Skip to main content

Dismantle PDP to Save Nigeria

May 25, 2009

The Peoples Democratic Party (PDP) was formed with the best of intentions.  Its timing was right, its purpose noble and unassailable. The PDP was – excuse the cliché – a child of necessity. And expectations were high that party politics would be strengthened and our democracy enriched with its coming.



That was 1998. Nigeria was hungry for change, change in the way we used to do things before, change that would bring tangible benefits to everyone.  After a long-running, ruinous military rule that brought the country to the abyss of economic collapse and national disintegration, the last military despot died suddenly of an apparent heart-attack.  The succeeding interim government began to dismantle the edifice of tyranny to gain the confidence of a traumatized, divided and hopeless people. A transition to civil rule programme was unveiled and implemented with a sense of urgency and sincerity.

In August 1998, a group of well-meaning men and women representing different political associations met at the nation’s capital, Abuja, for the purpose of building “a strong national party that would promote unity and stability and serve as a bulwark against military incursion into politics”.

At its first enlarged meeting on August 19, 1998 at Sheraton Hotel in Abuja, members resolved, among other things, to “defend the sanctity of democratic elections and to enthrone a more respectable system of party politics and to establish a moral and ethical society guided by such core values as honesty, integrity and justice.

Its manifesto was drafted by a team of illustrious and patriotic individuals led by the late Chief Sunday Awoniyi.  The late Chief Bola Ige was one of the members. The PDP promised speedy restoration of genuine democracy and good governance and hoped to build a society based on the principles of democracy, human rights, rule of law and social justice.
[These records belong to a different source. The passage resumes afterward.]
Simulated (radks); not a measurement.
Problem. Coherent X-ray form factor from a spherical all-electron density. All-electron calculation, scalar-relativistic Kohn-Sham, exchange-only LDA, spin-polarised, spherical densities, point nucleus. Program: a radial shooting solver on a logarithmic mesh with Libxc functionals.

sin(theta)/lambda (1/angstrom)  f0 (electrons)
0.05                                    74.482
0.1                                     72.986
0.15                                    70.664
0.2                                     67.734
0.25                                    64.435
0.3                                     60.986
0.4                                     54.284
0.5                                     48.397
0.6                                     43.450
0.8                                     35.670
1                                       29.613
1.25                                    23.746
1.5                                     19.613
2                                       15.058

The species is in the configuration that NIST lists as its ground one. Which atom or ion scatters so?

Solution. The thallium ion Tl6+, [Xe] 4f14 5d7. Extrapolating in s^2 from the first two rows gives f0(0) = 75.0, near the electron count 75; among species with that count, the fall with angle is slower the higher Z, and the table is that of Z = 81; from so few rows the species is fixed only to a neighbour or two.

The first mistake made by PDP’s founding fathers and mothers was to have acquiesced to the decision of the (retired and serving) generals to entrust the fulfillment of these noble objectives to Nigerian democracy’s worst enemies – the military class. That decision to hand the torch of democracy to those who had always subverted democracy in Nigeria would later prove fatal.

Eight years in the iron grip of a people, who by training and orientation are ill-equipped to promote and nurture democracy, Nigerian democracy has been beaten, battered, disfigured and serially violated by those who had sworn to protect it, care for it and grow it.  Two years after the departure of these pseudo democrats or civilian dictators, the military mindset still dominates the polity. No democratic institution displays that sort of mindset more glaringly today than the nation’s political parties.  Political parties that should serve as the pivot of our democracy have been weakened and bastardized.  Many of them lack internal cohesion and internal democracy as well as a vision of the purpose of power.

No party bears these visible scars of militarization more than the PDP. It has strayed too far from the course of its founders. It has become a caricature of the original vision. Strange men and women have seized control of the party offering no vision, no programme and no hope for the country. The PDP is no longer a party. It has been turned into an election rigging monstrosity by the bandits who have hijacked the dream. Most of its members believe in nothing but in the ideology of capturing power by all available means and using such power to intimidate, oppress and loot the treasury.  Olusegun Obasanjo, the founder of the new PDP, did not mince words when in 2007 he unveiled its philosophical underpinning as “do-or-die” politics. Politics, to die-hard PDP members, is not a means towards a higher purpose in life, but an end in itself.  They are not democrats. They only pretend to be democrats.

The PDP is the greatest threat to democracy today in Nigeria. It is, as someone rightly put it recently, an unruly collection of election riggers, a formless and purposeless mob of power seekers. The recent rigging of the re-run election in Ekiti State is a signal that 2011 will be another exercise in futility, a huge of waste of national resources, an open robbery of the people’s mandate and abortion of the people’s will.

 The PDP would have to be destroyed to save Nigerian democracy and Nigeria . Some of its elected leaders at the states may be doing well, but the party’s ideology of conquest, its distorted notion of democracy, its disdain for the sanctity of elections as well as its embarrassing under-achievement at the centre will continue to haunt every member of the party. The PDP has to die for Nigeria to live. It has to unravel for democracy to have any chance of surviving in Nigeria.

The party has lost its soul. Its essence has been terribly corrupted. It is a far cry from the dreams of its founders. It cannot be re-invented. It cannot be reformed. It has to be destroyed first by all those who care about the future of this country. With the likes of Olusegun Obasanjo and Tony Anenih still in control of the party, nothing good can come out of the PDP. Right now, it has foisted on the nation the most incompetent administration in the history of this unfortunate country. Umaru Musa Yar’Adua lacks the vision, the mental and physical ability to run the affairs of this potentially great and dynamic nation. Under his watch, Nigeria is going down, losing even the modest gains of the Obasanjo years.

Every patriotic Nigerian should ensure that Yar’Adua and the PDP are flushed out in 2011. Neither the party nor its leader has anything to offer the country. Current cleavages in the PDP must be exploited and widened. The few good men and women in the party should be encouraged to leave to join a growing call for a new Nigeria. Nigerians must be enlightened about the damage the PDP has done and is doing to democracy and to Nigeria. Nigerians must struggle for genuine electoral reforms so as to be in a position to throw out the PDP at the next election. A humiliating defeat of the PDP at the polls will quickly lead to its collapse, thus giving democracy and Nigeria a chance to survive and thrive.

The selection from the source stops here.